Cholon and Cochin-China 2

This was the first of such political experiences, and that night the second occurred in the most improbable way.
I had been invited to spend the evening with a French journalist and his Vietnamese mistress. It was evident from the start that it would follow the standard pattern: dinner at the Chalet, followed by an excursion to Cholon for a visit to the gambling casino and one or more of the nightclubs. Cholon is a purely Chinese city, about three miles from Saigon, which it overshadows in almost all activities. For some reason or other it is supposed to be more ‘typically Chinese’ than the great seaports of China itself, and one is told in proof of this that the city shots in some Flollywood epic of life in China were taken in its streets. There is a great, swollen wartime population of perhaps three-quarters of a million, most of whom live wretchedly, and an exceptional proportion of millionaires whose number is continually added to by black-marketeering triumphs arising out of the present war. The Chinese are go-betweens for both sides. They sell food from the rural Viet-Minh areas to the French towns, and the dollars smuggled in from France, which are needed to buy arms, to the Viet-Minh. As they are not affected by causes, either good or evil, they prosper exceedingly.

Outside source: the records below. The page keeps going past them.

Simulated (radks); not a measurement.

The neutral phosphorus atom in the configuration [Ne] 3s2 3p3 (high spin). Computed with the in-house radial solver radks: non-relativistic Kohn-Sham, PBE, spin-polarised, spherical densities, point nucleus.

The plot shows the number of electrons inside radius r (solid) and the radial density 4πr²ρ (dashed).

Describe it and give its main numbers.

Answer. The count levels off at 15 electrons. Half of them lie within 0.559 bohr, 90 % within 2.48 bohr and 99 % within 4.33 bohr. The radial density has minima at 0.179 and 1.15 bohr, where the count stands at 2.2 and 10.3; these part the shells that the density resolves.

Cholon capitalises, to some extent, its exotic attraction for Europeans, but this is offset by the necessity at the same time to provide titillation for the rich Chinese, who form the bulk of the patrons at the places of amusement. The result is an astonishing pastiche. Our first visit on this particular occasion was to the ‘Van Canh Nightspot’, at which a certain Ramona was billed to appear each evening, ‘dans ses danses exotiques’. The band was Philippine and played with great feeling such revived classics as ‘September in the Rain’. Ramona, who was stated to be ‘direct from Mexico City’ but who, I noticed, spoke Italian to her partner, performed a hip-rolling fantasy of her own devising, inspired undoubt¬edly by the Bosphorus rather than the China Seas. The clientele was composed in the main of elderly Chinese rice-merchants, who danced with Chinese and Vietnamese taxi-girls.
After this, my friend was lured by his girl into the ‘Parc des Attrac¬tions’, where she, but not he, was frisked at the entrance for concealed weapons. Like most Vietnamese, she was a victim of the passion for gambling, and by limiting herself each day to a certain sum which she placed on well-known exceptionally lucky combinations, her losses were regular but not disastrous. On this occasion, influenced by her interpretation of a dream, she lost in record time. This was one of Cholon’s two great gambling dens, and here, in a cheerful funfair atmosphere, the wealth of the Vietnamese people, both high and low – since all incomes are catered for – drains steadily away into the coffers of the Chinese, who, of course, are made to pay very dearly by the French authorities for the facilities thus afforded.
We finished up at the ‘Paradis’, and it was here that the amazing circumstance happened. The ‘Paradis’ is favoured by the Chinese, who are attracted by the discreet indirect lighting, which is lowered as often as possible during sentimental numbers. Most of the girls – at least, the Chinese ones – who act as hostesses are supposed to have been sold into glittering servitude by their impoverished parents, and it is a polite convention to refer to this as soon as possible over the champagne, and to press one’s temporary partner for details of this romantic aspect of her past. A celebrated crooner, Wang Sue, was at the microphone, but it was ‘September in the Rain’ again, and while the powerful sing-song voice intoned ‘the leaves of brown came tumbling down’ my friends went off to dance leaving me to the mercy of the ‘taxi-manager’ who arrived with une girl they had secretly ordered for me. (Why has English been chosen as the lingua franca of such pleasures?) The fourth member of our party had the fragile aristocracy of manner of most Vietnamese dance- hostesses. Her features, powdered chalk-white, wore a kind of death-bed composure. She was sheathed in the traditional costume, in this case of white silk, had incredible fingernails, and every hair on her head was, I am quite sure, in place. The only human touch in this total of geisha perfections was a man’s wrist watch which bulked enormously on that lotus-stem wrist.
The two girls were evidently old friends, probably colleagues. They chatted happily, and once, from the oriental, fan-screened glances I intercepted, it seemed that I was the object of their remarks. When the other two got up again, the girl said, ‘You are English aren’t you? Do you think that we Vietnamese are as civilised as the French?’ Somewhat surprised by this first sample of small-talk in a Saigon nightclub, I replied, yes, that I thought they were. From this point on the conversation followed the lines of that with my chance acquaintance on the Dalat plane, although as the circumstances were more favourable, it was carried to a more profitable conclusion. It was through this girl that I was put in touch with the leading Vietnamese revolutionary-nationalists in Saigon.